Resiliency is important, and we don't have storage solved, absolutely. You're hyperbole here is silly though, as by your own metric, none of the generators are the answer. The answer is regardless of fuel type, resiliency needs to be built in with connections to other grids, cold weather upgrades, and longer term more distributed production.



While distributed solar would not have averted this catastrophe, if even one in 10 homes had solar and battery they could've helped a lot of neighbors. With costs decreasing distributed energy is essential in load balancing and resiliency
The graphic isn't silly or misleading, it's the reality of what happened on the ground. It's the truth. It also protects against wind and solar apologists trying to "both sides-ism" this argument. Did *some* natural gas fail due to the weather? Yes but the chart speaks for itself in that natural gas was able to ramp up spectacularly and save the day while wind did the complete opposite. If that natural gas capacity wasn't there then this would be an even worse disaster. Both energy sources had some weather failures but only one was able generate dependable power in an emergency. It's not even debatable.

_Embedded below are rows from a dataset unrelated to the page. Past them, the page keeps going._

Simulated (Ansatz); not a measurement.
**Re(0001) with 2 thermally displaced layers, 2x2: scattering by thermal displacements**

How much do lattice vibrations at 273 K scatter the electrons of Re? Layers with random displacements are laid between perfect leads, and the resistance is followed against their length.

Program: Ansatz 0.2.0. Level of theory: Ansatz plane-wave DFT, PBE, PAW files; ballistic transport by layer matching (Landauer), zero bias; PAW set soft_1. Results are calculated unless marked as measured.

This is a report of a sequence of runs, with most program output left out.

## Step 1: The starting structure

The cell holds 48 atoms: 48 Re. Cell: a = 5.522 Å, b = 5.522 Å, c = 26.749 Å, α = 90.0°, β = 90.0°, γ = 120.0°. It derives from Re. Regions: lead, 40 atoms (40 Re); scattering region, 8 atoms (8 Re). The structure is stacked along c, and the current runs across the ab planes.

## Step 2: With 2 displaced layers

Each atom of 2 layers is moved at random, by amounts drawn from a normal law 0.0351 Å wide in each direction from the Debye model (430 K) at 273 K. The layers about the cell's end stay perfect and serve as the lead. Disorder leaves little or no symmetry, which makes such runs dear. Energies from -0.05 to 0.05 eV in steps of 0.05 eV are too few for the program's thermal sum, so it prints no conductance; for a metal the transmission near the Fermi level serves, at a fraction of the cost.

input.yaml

I do care about resiliency, that's what we should all care about for our power grid. Natural gas, coal, and nuclear have it, wind and solar don't. "Wind was vastly exceeding expected supply during the windy part of the storm."...until it wasn't windy anymore but still cold and people needed power. Wind and solar work great until they don't, you always need actually reliable power sources as your base. Making these sources the majority of the grid would be pure folly, as proven by Texas.

Your argument is essentially wind and solar were never expected to carry the freight for power generation, which is true, but then you're also stating that you wish these unreliable energy sources formed the majority of our grid. You can't have it both ways, again unless you're fine with having blackouts on a regular basis.